The most striking, if unsurprising, finding was the strong support for raising taxes on business – especially the larger corporates and tech titans.

The chancellor will have to square this reality with avoiding disincentivising entrepreneurs and companies trying to grow the economy. The treasury is therefore assessing alternative property and online taxes – on goods and on consumer deliveries – as potential replacements for business rates. The money raised from these new levies could pay for reducing business rates for the beleaguered high street. Governments typically find it easier to change less visible “indirect taxes” like this – on the purchase of goods and services.

Turning to property, the Social Market Foundation’s recent research advocates a 10 per cent tax to the gains in a home’s value when it is sold. Despite being forecast to bring in several hundreds of billions for the public coffers over two decades, the bold policy has been sidestepped by successive chancellors.

Given over two-thirds of over-70s voted to re-elect Boris Johnson, expect noisy hissing – half of UK homeowners’ housing wealth is held by older people. This is the same reason reforming the pension triple lock, pension tax relief and winter fuel allowance are fraught with political risk, despite delivering savings.

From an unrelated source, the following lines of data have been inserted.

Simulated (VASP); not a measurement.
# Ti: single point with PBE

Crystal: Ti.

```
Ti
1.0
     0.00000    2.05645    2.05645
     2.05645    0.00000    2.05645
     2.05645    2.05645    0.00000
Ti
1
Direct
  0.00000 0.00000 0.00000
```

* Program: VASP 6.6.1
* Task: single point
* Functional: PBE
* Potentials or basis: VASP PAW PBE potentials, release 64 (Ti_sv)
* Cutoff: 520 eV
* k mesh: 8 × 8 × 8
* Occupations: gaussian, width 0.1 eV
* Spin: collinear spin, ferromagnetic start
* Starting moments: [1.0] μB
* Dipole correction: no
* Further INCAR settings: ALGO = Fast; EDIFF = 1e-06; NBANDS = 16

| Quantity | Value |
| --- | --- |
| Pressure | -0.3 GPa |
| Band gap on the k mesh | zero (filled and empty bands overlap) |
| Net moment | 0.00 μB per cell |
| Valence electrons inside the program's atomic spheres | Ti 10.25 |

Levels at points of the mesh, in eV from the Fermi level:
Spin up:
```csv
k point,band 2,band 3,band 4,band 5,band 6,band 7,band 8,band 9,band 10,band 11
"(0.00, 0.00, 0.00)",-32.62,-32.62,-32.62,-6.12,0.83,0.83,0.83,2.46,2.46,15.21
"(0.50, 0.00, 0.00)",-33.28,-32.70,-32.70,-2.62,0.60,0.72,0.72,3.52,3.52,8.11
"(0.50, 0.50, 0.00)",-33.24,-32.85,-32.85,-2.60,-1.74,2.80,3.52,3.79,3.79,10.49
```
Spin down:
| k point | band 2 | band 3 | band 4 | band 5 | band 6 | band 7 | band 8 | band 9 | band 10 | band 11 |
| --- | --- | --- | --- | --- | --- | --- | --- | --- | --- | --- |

Philip Hammond’s digital services tax, levied on the revenues of the US digital giants, came into force from April and could also be widened in scope if it proves to be a substantial revenue source.

Few people want to have to argue against effective “Amazon taxes” at this time.

The alternatives are much less palatable: clobbering average earners’ incomes; continuing to borrow and run deficits unsustainably; cutting public services – all during a deep recession.

Barack Obama’s chief of staff Rahm Emanuel told us that we should never let a serious crisis go to waste, and the Treasury has an opportunity to do things they’d previously dismissed as impossible or unworkable, or that they’d never even considered before.

Our Irish neighbours used their financial crisis constructively to reform property taxes.

Here we can take the opportunity to reform the tax system to raise revenue more efficiently from unearned wealth, rather than income, to provide a long-term settlement for the NHS and social care. To level the playing field between the multinational tech companies and our cherished high street.